Wednesday, April 06, 2022

Reverend Mr. Black

I always saw this song listed in Kingston Trio collections, but I didn't grow up with it, as any son of my mother and 60s coffeehouse folksinger might be expected to have been. There is also a good Johnny Cash version, but I like this one best.


It captures Appalachian sentiments on a coupla three levels. First, it looks like it is about one simple, actually oversimple idea, that it takes a strong man to turn the other cheek; but upon further review there is the almost hidden but devastating complexity of including the idea that having "to walk that lonesome valley by yourself" is enough to stop an angry, powerful man in his tracks.  And it is.  The Reverend Mr. Black fells the lumberjack with one sung sentence, and when we run it over in our minds we realise it is true. Whatever pain and anger you are bringing here son, the answer is not in hitting me, but in a personal journey you have not yet taken. We know immediately that most listeners won't pick up that meaning, being stuck on the first one.  But it's there.

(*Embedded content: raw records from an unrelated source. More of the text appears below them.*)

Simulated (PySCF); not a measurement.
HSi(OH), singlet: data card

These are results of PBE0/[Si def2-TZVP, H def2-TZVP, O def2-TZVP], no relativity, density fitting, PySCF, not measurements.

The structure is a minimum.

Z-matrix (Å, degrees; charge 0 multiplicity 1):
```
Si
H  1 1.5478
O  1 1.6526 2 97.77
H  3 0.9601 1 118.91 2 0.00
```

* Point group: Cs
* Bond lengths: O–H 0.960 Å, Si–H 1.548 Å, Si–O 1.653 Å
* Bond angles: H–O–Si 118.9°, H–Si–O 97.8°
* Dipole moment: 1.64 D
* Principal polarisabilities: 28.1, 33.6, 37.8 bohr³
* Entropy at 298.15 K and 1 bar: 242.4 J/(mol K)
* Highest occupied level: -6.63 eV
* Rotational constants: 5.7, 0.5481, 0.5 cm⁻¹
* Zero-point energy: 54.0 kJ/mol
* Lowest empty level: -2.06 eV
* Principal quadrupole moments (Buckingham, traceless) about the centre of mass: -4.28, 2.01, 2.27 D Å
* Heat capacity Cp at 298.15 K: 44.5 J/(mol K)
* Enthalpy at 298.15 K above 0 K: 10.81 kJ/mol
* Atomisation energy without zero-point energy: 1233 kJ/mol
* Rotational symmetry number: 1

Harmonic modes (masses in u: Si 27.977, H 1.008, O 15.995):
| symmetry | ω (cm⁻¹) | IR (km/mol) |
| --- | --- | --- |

Secondly, there is the common theme of lonesomeness from the hills, which hovers in the background of a lot of Appalachian music and writing, ignored for decades until maybe the 30s and 40s and then noted for decades, once people got around to the idea that "Hey we should actually go up into the hills and ask these people what they are all about."

The region is from its inaccessibility a very secluded one. There are but few roads—most of them little better than mountain tracks—and practically no railroads. Indeed, so remote and shut off from outside influence were, until quite recently, these sequestered mountain valleys that the inhabitants have for a hundred years or more been completely isolated and cut off from all traffic with the rest of the world (Cecil Sharp)

The word “lonesome” plays a large role in many songs from this region, including “lonesome dove,” “lonesome day,” “lonesome night,” and “lonesome grave,” among others. In addition to loneliness, these songs often carry a melancholy sensibility and helpless fatalism in which the characters in the narrative are caught in events over which they have no agency or must live with the consequences of actions they have initiated. “Lonesome Valley” seems to be the most prominent usage in the “lonesome” family and somewhat iconic in its own right, even used as the title of a novel by Henry Hornsby, Lonesome Valley (New York, 1949)

They became celebrated and cool in the 60s and especially 70s, in the creation of bluegrass (a fairly modern amalgam of several old-time musics), the fascination with various "roots" musics, the Foxfire books, and the back-to-the-land ethos, so we now don't quite fathom how unknown this region was to most of America. After the wars many in the 50s moved down to find jobs in Cincinnati or Atlanta or Charlotte and even their own children only went back a few times. Its cultural distinctness was not a mere pose by the residents or an affectation by the hippie and folksinging visitors but a reality. David Hackett Fischer and Albion's Seed has a good summary of the founder effects, but the isolation was greater than it had been in Scotland and certainly Ireland for the simple reason that there was more land. Dirt-poor hillbillies in West Virginia had more land than lairds in Scotland. I believe that isolation was as powerful a force as the exodus from the siege of Londonderry because it lasted 200 years.

There are questions in the song.  What in the world does this lumberjack have against this man, or preachers in general?  We are not told. How can the Rev Black preach hellfire but let this man off the hook?  It doesn't fit the theme. This is typical of the stripped-down lessons of the region, told in stories like parables. The horse, the admiration for a father, the idealisation of a man of the cloth - these are are all common decoration on the Appalachian tree. But they are mostly there for atmosphere, not quite part of the lesson.

If you want a slowed down portion of that core song "Jesus Walked That Lonesome Valley," here is a personal favorite, the Fairfield Four.  They sang this in "Oh Brother Where Art Thou?"

It should be noted that there was a mid-19th C African-American spiritual called "Down in the Lonesome Valley," though we have neither lyrics nor music for it. That could also be a source for the song that the Reverend Mr Black sings, if not the song about him.  The categories that we make now for songs and their origins did not exist then.  They were passed back and forth.



1 comment:

Grim said...

“How can the Rev Black preach hellfire but let this man off the hook?”

The man brought his own hell. At that point, it is the duty of a reverend to point the other way.